He said he had not realised the "wrench" he would feel at parting with the instrument and had decided to bid for it.

"I've realised there is one that I just can't part with so I will be bidding in secret for it," he said. "It is not a very expensive guitar but I would pay a reasonable price for it as I really want to hold on to it.

"It is a guitar that's been around my house for years and I've picked it up in times of great stress, like a comfort blanket."

Clapton would not reveal which guitar he wanted back but said the one he would miss most was "Brownie", a 1956 Fender Stratocaster he played on his biggest solo hit, Layla. It is the most expensive guitar in the 24 June sale at Christie's in New York, with a catalogue price of $80,000 to $100,000 (pounds 50,000 to pounds 62,500). Clapton bought it in 1967 when he was with the group Cream.

Also in the sale with a catalogue price of $20,000-$30,000 is a Thirties D'Angelico Excel in sunburst finish bound maple body and maple neck and, at the same catalogue price, a 1954 Fender Stratocaster with sunburst finish maple neck with skunk-stripe routing.

The star, who has been dubbed "Slowhand" because of his haunting blues style, said he had kept about 20 guitars for himself but it had not been difficult to choose which ones to sell. "I have kept those that I play virtually every day and made sure I still have what I need," he said.

He said he wanted his guitars to go to people who would play them. Those in the sale he either used or acquired from 1967 to this year.

In 1996 Clapton risked his life in a fire at his house in Chelsea, west London, trying to rescue his guitars.

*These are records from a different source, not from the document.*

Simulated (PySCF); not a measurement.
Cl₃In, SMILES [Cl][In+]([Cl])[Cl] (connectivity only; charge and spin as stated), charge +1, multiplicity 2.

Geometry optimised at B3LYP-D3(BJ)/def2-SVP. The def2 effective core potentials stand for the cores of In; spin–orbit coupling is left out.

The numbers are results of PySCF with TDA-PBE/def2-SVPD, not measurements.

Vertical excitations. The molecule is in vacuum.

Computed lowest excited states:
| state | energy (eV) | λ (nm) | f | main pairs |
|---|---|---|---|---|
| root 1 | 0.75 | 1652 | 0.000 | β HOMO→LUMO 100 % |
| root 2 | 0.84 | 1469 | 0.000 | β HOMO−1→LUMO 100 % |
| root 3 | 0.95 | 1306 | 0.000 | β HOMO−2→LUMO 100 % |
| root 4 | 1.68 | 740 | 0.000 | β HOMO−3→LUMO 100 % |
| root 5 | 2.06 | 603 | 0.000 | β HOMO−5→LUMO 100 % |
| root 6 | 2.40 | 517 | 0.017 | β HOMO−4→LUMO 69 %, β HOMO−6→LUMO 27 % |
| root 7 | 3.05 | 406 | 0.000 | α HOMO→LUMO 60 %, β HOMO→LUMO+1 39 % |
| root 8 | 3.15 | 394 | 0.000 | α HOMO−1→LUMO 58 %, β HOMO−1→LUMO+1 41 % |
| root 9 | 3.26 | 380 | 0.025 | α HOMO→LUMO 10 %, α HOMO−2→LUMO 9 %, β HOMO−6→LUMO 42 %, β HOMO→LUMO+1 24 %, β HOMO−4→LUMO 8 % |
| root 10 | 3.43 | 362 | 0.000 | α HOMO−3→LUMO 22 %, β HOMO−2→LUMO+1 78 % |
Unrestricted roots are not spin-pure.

The proceeds from the auction - which are expected to reach pounds 625,000 - will be donated to the Crossroads treatment centre for drug addicts he founded last year in Antigua, where he has a pounds 1.5m home. Clapton said: "I want people from the Caribbean to come and get free treatment when they need it, but the money raised by this sale is a drop in the ocean and we need a lot more."

The guitarist, who was awarded the OBE for services to music in 1994, is planning a new year millennium party for teetotallers at which he will perform with a band. He said that after giving up alcohol 12 years ago, he started holding such parties "because New Year's Eve is the worst night of the year for people who don't drink".